Sunday, April 1, 2012

In conclusion, the end. Or, how do you freakin' teach conclusions?

I admit it: I hate writing conclusions. Often I just stop or trail off and submit the essay without any conclusion at all, because I am so sick of the article and don't want to bother to figure out how to sum up a big complex argument. Sometimes I end with a really punchy closing line, journalism-editorial style, rather than anything that wraps up my argument and points out to further implications.

And if I hate writing conclusions, I think I hate teaching conclusions even more. I just went back through my folders and flashdrive files from the past couple years of teaching comp and can't find a single thing on conclusions --- no handouts, no powerpoints, no directions to students. I probably just didn't really bother teaching them at all.

Now, when you teach the first semester of comp, there is so much to cover, and the students (at least here) need so much repetition on what is a claim vs. what is a factual statement, or how to structure a paragraph, that I think it's ok to skip something like conclusions or have the students patch something together on their own. But I'm having huge troubles filling my second-semester comp class schedule.

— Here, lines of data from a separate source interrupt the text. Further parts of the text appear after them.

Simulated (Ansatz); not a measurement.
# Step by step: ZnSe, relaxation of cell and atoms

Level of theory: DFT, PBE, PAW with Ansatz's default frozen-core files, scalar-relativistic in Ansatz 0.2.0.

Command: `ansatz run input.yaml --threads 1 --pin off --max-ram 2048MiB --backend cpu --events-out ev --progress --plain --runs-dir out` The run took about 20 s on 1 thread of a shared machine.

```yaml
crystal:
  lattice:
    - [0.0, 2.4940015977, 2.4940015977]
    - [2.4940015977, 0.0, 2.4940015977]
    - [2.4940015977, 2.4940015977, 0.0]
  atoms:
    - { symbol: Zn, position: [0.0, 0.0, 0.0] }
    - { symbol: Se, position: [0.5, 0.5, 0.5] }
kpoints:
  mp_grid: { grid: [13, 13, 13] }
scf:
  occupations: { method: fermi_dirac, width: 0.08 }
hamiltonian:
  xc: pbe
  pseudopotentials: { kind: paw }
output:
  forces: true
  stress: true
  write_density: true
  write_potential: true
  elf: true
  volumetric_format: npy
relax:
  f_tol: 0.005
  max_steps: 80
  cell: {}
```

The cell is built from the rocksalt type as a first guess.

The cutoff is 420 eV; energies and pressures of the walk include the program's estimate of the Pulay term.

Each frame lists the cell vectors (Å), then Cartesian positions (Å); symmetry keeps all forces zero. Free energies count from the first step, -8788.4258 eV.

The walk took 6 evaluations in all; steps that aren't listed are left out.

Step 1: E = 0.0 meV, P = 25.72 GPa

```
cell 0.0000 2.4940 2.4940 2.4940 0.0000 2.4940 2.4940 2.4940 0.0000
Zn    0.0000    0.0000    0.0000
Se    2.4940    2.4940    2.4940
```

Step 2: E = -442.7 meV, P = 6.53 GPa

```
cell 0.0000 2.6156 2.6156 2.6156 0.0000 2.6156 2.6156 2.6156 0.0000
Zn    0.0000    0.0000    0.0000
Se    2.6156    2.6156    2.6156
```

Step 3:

First of all, I had to have a graded assignment back to them by "early grade reporting time," which means I really compressed a lot of the prep assignments. And in order to get the proposal draft on the early side of spring break (so I had time to grade grade grade), I compressed a lot of the writing process steps even further. Now it seems weird to go back and re-teach stuff that they pretty much got the first time around.

Second, I modeled my schedule off of the one schedule the adjunct comp coordinator was willing to pass along to me, which means my stuff came due much earlier in the semester than everyone else's. (meaning my fellow postdocs.) He has them all present their finished research papers at the end of the semester, but then also has them return to the anthology and present on readings for a week. That just seems like silly filler at this point.

My officemates and such just got their proposals and are spending the next few weeks going over how to turn the proposals into the longer research paper. I've already done that, and drafts are due next week, the research paper the week after that. So I have all of this week to "fill" as well as all of the last week of the semester. This week says we will go over APA and documentation styles, but I already did that when I ran out of stuff to go over last week.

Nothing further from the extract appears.